GCC-NMF is a blind source separation algorithm that combines the GCC spatial localization method with the NMF unsupervised dictionary learning algorithm. GCC-NMF has been applied to stereo speech separation and enhancement in both offline and real-time settings, though it is a generic source separation algorithm and could be applicable to other types of signals.
This GitHub repository is home to open source demonstrations in the form of iPython Notebooks:
- Offline Speech Separation
- Offline Speech Enhancement
- Online Speech Enhancement
- Low Latency Speech Enhancement
and standalone Python executables:
serving as demonstrations of material presented in the following papers:
- Sean UN Wood and Jean Rouat, Speech Separation with GCC-NMF, Interspeech 2016.
DOI: 10.21437/Interspeech.2016-1449 - Sean UN Wood, Jean Rouat, Stéphane Dupont, Gueorgui Pironkov, Speech Separation and Enhancement with GCC-NMF, IEEE/ACM Transactions on Audio, Speech, and Language Processing, vol. 25, no. 4, pp. 745–755, 2017.
DOI: 10.1109/TASLP.2017.2656805 - Sean UN Wood and Jean Rouat, Real-time Speech Enhancement with GCC-NMF, Interspeech 2017.

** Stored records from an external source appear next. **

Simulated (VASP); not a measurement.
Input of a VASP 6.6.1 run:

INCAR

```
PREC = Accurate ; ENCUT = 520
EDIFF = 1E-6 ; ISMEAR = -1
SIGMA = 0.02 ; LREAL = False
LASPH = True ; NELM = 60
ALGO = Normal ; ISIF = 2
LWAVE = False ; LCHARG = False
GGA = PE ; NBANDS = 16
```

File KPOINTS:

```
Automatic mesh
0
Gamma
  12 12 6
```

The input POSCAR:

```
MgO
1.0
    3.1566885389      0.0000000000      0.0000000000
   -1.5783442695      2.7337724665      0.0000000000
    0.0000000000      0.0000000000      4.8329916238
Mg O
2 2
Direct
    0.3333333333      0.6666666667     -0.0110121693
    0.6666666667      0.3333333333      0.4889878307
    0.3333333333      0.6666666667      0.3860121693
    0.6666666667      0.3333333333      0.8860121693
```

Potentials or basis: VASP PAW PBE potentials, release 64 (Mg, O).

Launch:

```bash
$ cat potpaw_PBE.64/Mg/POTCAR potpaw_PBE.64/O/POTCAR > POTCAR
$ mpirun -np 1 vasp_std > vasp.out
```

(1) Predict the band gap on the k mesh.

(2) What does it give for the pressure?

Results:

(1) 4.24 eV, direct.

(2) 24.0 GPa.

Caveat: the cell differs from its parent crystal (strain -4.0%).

- Sean UN Wood and Jean Rouat, Real-time Speech Enhancement with GCC-NMF: Demonstration on the Raspberry Pi and NVIDIA Jetson, Interspeech 2017 Show and Tell Demonstrations.
- Sean UN Wood and Jean Rouat, Towards GCC-NMF Speech Enhancement for Hearing Assistive Devices: Reducing Latency with Asymmetric Windows, 1st International Workshop on Challenges in Hearing Assistive Technology, CHAT 2017.
The Offline Speech Separation iPython notebook shows how GCC-NMF can be used to separate multiple concurrent speakers in an offline fashion. The NMF dictionary is first learned directly from the mixture signal, and sources are subsequently separated by attributing each atom at each time to a single source based on the dictionary atoms' estimated time delay of arrival (TDOA). Source localization is achieved with GCC-PHAT.
The Offline Speech Enhancement iPython notebook demonstrates how GCC-NMF can can be used for offline speech enhancement, where instead of multiple speakers, we have a single speaker plus noise. In this case, individual atoms are attributed either to the speaker or to noise at each point in time base on the the atom TDOAs as above. The target speaker is again localized with GCC-PHAT.
The Online Speech Enhancement iPython notebook demonstrates an online variant of GCC-NMF that works in a frame-by-frame fashion to perform speech enhancement in real-time. Here, the NMF dictionary is pre-learned from a different dataset than used at test time, NMF coefficients are inferred frame-by-frame, and speaker localization is performed with an accumulated GCC-PHAT method.
In the Low Latency Speech Enhancement iPython notebook we extend the online GCC-NMF approach to reduce algorithmic latency via asymmetric STFT windowing strategy. Long analysis windows maintain the high spectral resolution required by GCC-NMF, while short synthesis windows drastically reduce algorithmic latency with little effect on speech enhancement quality. Algorithmic latency can be reduced from over 64 ms using traditional symmetric STFT windowing to below 2 ms with the proposed asymmetric STFT windowing, provided sufficient computational power is available.
The Real-time Speech Enhancement standalone Python executable is a real-time implementation of the online GCC-NMF speech enhancement algorithm. Users may interactively modify system parameters including the NMF dictionary size and GCC-NMF masking function parameters, where the effects on speech enhancement quality may be heard in real-time.